By Randy Walker
@TennisPublisher
You never know where and when you are going to learn a new bit of tennis knowledge or bit of history.
While playing some friendly morning mixed doubles while at the beautiful Moorings Club in Vero Beach, Florida, I attempted to hit a “tweener” while retrieving a lob over my head. I missed it for a second day in a row – hitting the ball into the net (I had a made my last few attempts earlier in the year – thankfully without any injuries across the board!)
My partner, Lynette, said to me “Oh. You tried a Bucharest Backfire.”
This was the first time I’ve heard of this term. Roger Federer is the signature striker of this shot and “tweener” is the name it was given – by someone, although I’m not who. Before Federer, it was Frenchman Yannick Noah who I remember gave this shot some fame when he hit it in a U.S. Open match with Aaron Krickstein. Gabriela Sabatini turned the trick once as well in the 1980s, and it was called “The Saba-tweeny.” Guillermo Vilas was the first documented player to hit the shot in a pro tennis match, a shot the South Americans called the “Gran Willy.”
But what is a Bucharest Backfire?
I had a hunch it had to due to Ilie Nastaste, who was an incredible shotmaker and from Bucharest, Romania. Lynette told me as such, saying how much she loved to watch him play back in the day.
After our match, while socializing and rehydrating, I googled “Bucharest Backfire” from my Iphone to learn the origins of this term. To little surprise, the term was coined by the one and only Bud Collins, the Hall of Fame journalist and personality. However, I learned that it was actually a over-the-shoulder wrist flick shot, rather than a tweener.
During my google search, I found an instructional here on YouTube here: https://www.youtube.com/watch?v=Gy7MDM3NTR4. There was no video that I could find of Nastase hitting this shot, but I do have some memory of seeing video of him hitting it. The most famous execution of this shot, to most people, was by Andre Agassi from a 1995 U.S. Open night match against Alex Corretja, as seen here: https://www.youtube.com/watch?v=zbNFf09E3qE
I wanted to know a bit more about Nastase and this shot so I soon called Cliff Richey, the former U.S. No. 1 player and contemporary of Nastase, who’s book “Acing Depression: A Tennis Champion’s Toughest Match” I published.
“I remember him hitting a lot of winners with that shot, but never against me,” said Richey before describing an incredible, but agonizing, hyper-angled inches-from-the-ground swinging top-spin forehand volley winner Nastase hit against him to save match point en route to beating him in the 1970 U.S. National Indoor Final in Salisbury, Md.

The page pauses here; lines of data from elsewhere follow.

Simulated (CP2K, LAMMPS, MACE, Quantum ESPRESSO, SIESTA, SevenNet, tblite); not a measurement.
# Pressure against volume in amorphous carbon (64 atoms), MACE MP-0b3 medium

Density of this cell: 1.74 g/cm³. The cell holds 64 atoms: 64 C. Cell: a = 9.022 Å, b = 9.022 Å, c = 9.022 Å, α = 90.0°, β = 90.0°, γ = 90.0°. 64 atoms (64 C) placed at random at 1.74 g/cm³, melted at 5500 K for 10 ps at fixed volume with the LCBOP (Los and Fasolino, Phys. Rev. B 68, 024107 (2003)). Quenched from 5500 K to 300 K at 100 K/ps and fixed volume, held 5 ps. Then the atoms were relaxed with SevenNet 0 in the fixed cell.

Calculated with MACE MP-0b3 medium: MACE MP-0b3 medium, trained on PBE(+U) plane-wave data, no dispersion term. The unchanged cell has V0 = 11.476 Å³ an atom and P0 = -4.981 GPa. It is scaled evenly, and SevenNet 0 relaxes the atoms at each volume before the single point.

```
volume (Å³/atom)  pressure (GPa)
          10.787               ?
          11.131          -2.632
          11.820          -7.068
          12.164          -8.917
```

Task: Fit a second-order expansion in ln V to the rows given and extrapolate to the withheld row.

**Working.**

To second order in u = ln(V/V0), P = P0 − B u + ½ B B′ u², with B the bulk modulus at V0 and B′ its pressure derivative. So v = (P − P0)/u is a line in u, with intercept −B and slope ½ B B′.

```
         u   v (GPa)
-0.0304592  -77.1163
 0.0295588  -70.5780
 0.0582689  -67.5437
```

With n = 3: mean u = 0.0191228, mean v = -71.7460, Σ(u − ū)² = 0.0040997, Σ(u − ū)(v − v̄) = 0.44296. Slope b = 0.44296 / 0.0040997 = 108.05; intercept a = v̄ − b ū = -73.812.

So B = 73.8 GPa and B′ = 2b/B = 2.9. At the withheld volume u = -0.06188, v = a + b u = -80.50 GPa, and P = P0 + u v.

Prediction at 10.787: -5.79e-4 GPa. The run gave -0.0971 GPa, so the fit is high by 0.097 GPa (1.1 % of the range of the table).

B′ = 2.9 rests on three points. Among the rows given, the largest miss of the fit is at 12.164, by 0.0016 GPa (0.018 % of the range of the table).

In his book “The Bud Collins History of Tennis” (soon to be updated and re-issued in December of this year, pre-order here: http://www.amazon.com/dp/1937559386/ref=cm_sw_r_tw_dp_JWPPvb0Z11XTP) Collins writes of Nastase “No player has been more gifted or mystifying than the Bucharest Buffon, Ilie Nastase, noted for his sorcery with the racket and his bizarre objectionable behavior.”
So the Burcharest Backfire is now part of my vernacular. We will have to wait and see if it becomes a part of my tennis shot repertoire.